American shoppers did not pull back last month. Retail and food sales rose 0.9% in May, beating estimates and marking a second straight monthly gain. The control group that feeds directly into GDP rose 0.7%. Total sales were up 6.9% from a year ago.
The detail under the headline carries the real story. Nonstore retail, mostly online, climbed 12.2% from a year earlier. That is where the money went.
The Crack Is in Discretionary Fun
Then there is the other side of the consumer. Dave & Buster's reported comparable sales down 5.4% for its latest quarter, dragged by weaker foot traffic across its arcade-and-restaurant locations. Adjusted earnings came in at $0.22 a share, well short of Wall Street's expectations, on revenue of $559 million that slipped about 1.5% from a year ago.
Management pointed to high gas prices, geopolitical jitters, and softer consumer sentiment, then guided for a return to positive comps later in the year. The stock trades around $12, down roughly two-thirds from its 52-week high, with a market value near $415 million.
One data print and one earnings report point in opposite directions. They are not actually in conflict.
A Selective Consumer, Not a Weak One
Put the two together and the picture is not a consumer pulling back. It is one getting picky. People are still spending, but they are steering dollars toward essentials and online convenience and away from big-ticket nights out.
That split shows up in how the names trade. The SPDR S&P Retail ETF trades near the top of its 52-week range, lifted by the broad strength in goods. Amazon, the clearest beneficiary of the 12.2% jump in online spending, carries a market value near $2.6 trillion and remains the default proxy for the nonstore shift, even with the stock well off its own high. Experiential operators like Dave & Buster's sit on the losing end of the same trade.
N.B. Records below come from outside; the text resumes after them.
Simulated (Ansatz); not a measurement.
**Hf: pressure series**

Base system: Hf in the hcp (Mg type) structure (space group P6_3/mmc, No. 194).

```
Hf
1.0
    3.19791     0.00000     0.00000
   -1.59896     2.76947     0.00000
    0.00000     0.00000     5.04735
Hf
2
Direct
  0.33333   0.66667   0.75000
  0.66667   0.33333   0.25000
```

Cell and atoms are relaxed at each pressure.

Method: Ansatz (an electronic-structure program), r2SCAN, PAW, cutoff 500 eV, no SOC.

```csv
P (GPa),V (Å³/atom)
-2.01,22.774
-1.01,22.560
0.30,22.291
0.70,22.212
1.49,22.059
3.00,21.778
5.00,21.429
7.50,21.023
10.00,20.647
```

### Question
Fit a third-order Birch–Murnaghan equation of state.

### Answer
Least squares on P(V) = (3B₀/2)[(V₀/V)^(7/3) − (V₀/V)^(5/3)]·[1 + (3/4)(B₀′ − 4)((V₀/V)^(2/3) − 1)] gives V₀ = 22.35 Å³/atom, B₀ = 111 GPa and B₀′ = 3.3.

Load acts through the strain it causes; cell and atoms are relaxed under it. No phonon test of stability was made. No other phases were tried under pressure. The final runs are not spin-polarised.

One caution on the retail ETF. It is an equal-weight basket of more than 70 names, so it smooths over exactly the kind of single-stock divergence Dave & Buster's just delivered. A broad gauge near its highs can hide real pain underneath. The fund is a read on the group, not a substitute for picking the right side of the split.
What to Watch From Here
The print lands hours before the Federal Reserve's afternoon decision, and it cuts against the case for rate cuts. A consumer still spending at a 6.9% annual pace gives policymakers little reason to ease, especially with inflation running at a 4-handle.
The thread to follow is whether the discretionary softness spreads. If the weakness stays boxed inside arcades and sit-down dining, it is a single-company story. If it creeps into travel, apparel, and other want-not-need categories over the summer, then staples-over-experiences becomes the trade, and the headline spending number stops telling you what is actually happening inside the wallet.